My daughter’s family registry (her honseki) – 平澤えみりの本籍

There is a silly excuse the Japanese government gives all the time for not allowing or enforcing child visitation rights. Under current family law it is not possible to register a child on two  family registries. While married, the two spouses are on the same family registry of course, and so are their children. After a divorce, one spouse is removed from the registry (though records remain of having been on the registry) and enters a different family registry (his or her own). The children go on one and only one of the two registries, therefore only one parent has custody. It’s an all or nothing game.

This is the family registry of my daughter Emilie. It’s actually my ex-wife Shijima Hirasawa’s (平澤しじま) registry. It’s in Japanese but it contains details of her date and place birth, the date she registered her first marriage (to an American) , the date of her divorce from her first husband, the date of her marriage to me, and the date of our daughter’s birth. This copy was made before we divorced so the date of our divorce isn’t there.
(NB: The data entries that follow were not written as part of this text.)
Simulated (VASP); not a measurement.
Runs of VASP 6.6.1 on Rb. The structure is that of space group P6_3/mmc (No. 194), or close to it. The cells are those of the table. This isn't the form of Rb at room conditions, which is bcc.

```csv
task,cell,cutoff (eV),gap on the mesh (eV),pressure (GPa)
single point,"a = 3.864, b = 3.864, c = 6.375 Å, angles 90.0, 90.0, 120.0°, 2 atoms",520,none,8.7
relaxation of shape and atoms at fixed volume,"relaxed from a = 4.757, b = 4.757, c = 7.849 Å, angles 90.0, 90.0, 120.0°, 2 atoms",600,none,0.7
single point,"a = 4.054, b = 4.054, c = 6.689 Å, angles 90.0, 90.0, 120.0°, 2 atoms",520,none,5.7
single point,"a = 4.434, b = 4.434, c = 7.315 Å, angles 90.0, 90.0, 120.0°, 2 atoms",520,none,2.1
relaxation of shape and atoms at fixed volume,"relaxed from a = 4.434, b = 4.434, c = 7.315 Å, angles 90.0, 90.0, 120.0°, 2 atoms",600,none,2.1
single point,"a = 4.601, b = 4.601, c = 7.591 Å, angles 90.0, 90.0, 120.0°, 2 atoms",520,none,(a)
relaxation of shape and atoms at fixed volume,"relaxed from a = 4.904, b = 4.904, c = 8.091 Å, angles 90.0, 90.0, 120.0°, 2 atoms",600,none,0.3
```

Of course, I completely agree there are administrative headaches to creating a fair custody system where both parents have rights to raising their child. But who cares? Civil servants are there to serve! Let them serve and let there be headaches. The plain fact of the matter is the paternalistic family courts simply don’t want to change and would prefer people did what they told them to do.

Japanese bureaucrats are experts and dragging their feet.